One of the most important scholarly books to be published the past twenty years is “Capital in the 21st Century” by French Professor, Thomas Piketty. The vast statistical outlay is staggering and it goes back to the 19th century.
Measuring poverty and the economic assets of classes and ethnic groups is now banal academic research. Economists can tell you which ethnic groups in multi-racial countries are on top of the economic ladder. I read a few years ago that Koreans and Chinese immigrants do better on the economic front than other communities in the UK.
We know these answers because of statistics. This is why PIketty’s book is so phenomenal. Using statistics, Piketty was able to show that the American dream is over – the poor, the lower middle class and the essential middle class have been getting less from the pie of the US the past fifty years. The wealth of the US reading Piketty is highly skewed in favour of the wealthy classes.
For many on the other side of the ethnic divide, the present government of Guyana is essentially a PNC-led formation thus an Africanized government that favours PNC constituencies.
As the government got older in office and covert and overt manifestations of downsizing the presence of Indians in the upper tiers of the broader state sector and the corresponding expansion of African people in top positions, new life has been given to the concept of the Ethnic Security Dilemma (ESD) by Indian rights activists.
The reality of the no-confidence vote (NCV) has driven a wedge straight down the middle of the fabric of this nation. The Indian ESD proponents have been busy since the NCV. It isn’t going to stop before the anticipated 2019 election and if the APNU+AFC wins again, it will continue.

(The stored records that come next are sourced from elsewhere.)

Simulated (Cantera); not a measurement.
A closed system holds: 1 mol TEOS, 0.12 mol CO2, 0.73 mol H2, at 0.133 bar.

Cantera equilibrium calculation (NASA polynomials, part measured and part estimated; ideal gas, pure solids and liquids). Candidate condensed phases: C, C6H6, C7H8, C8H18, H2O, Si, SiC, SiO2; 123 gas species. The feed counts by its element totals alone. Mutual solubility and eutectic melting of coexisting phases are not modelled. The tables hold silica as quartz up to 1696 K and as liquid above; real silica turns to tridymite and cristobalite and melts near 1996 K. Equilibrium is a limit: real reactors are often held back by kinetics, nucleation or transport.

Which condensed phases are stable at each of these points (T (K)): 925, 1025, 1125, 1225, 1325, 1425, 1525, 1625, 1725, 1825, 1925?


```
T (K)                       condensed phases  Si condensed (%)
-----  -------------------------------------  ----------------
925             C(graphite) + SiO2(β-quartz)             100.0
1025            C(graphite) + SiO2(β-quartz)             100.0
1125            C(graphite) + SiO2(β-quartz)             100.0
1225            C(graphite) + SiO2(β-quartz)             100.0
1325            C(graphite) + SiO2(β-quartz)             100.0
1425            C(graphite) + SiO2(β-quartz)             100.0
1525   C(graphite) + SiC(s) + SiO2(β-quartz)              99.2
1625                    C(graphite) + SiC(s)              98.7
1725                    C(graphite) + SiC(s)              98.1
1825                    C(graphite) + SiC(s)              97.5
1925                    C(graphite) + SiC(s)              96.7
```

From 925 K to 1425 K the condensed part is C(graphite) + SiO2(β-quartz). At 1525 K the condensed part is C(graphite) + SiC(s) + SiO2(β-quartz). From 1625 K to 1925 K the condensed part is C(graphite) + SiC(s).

Dr. Tarron Khemraj is the leading publisher of the ESD from the Indian perspective. As recent as yesterday, he wrote again on it. The ESD is a healthy polemic if you are devoid of ethnic subscriptions. If you are a dispassionate scholar doing research on the ESD, Guyana can benefit from your insights. If you take a race based position on the ESD then you will end up preaching propaganda and bias.
On the African side, I can think of Barrington Braithwaithe. He writes on the SED as often as Dr. Khemraj. But you get a bias that comes with the possession of race instincts that it exacerbates the problem rather than trying to solve it.
Braithwaite is a funny fellow. It tells us that the Indianized PPP has a history of rigging elections. But accusations of the Africanized PNC rigging elections are “stock propaganda.”
Braithwaite, writing as recent as yesterday in this newspaper did, what any Guyanese will find disturbing. He traced race incitement and ethnic violence from 1960 to the present and concludes that they were the inventions of the PPP only. Surely, that must send historians and Indian citizens of Guyana soaring to the skies with rage.
Khemraj is more sober in his concern about Indians. But the bias is there and it will not encourage healthy exchanges. Let me quote Khemraj because he cites me in his rejection of my contention that the economy of this land is predominantly in the hands of Indians.
He writes; “These days we have misrepresentations by bloggers, politicians and a newspaper columnist (that is me he is referring to; I am more than a newspaper columnist; also like Khemraj, I am a trained academic going right up to the doctoral level at the University of Toronto where I spent three years) that Indians control 95 percent of the economy.”
In all their debates on the IESD, Indian academics will cite statistics on Indian poverty but never even a modicum of statistics on Indian assets in Guyana. One of these Indian gentlemen published the outlandish statement that there are about 200 persons that control the Guyana economy and a majority may be Indians. This guy just pulled 200 out of the skies. The reality is 180 degrees different.
I would say about 10, 000 persons have a direct ownership status of the economy. The categories would be large; semi-large, medium, intermediary, family-owned, semi-small, and small. These categories take in all forms of financial, economic, commercial and agricultural transactions. In those categories, Indians predominate in all.
Why would one want to deny those statistics? These statistics do not mean that there aren’t poor and poverty stricken East Indians. They are and in whopping thousands. Unless you have an interest more in politics than scholarship, then you would deny who owns and controls the economy of Guyana.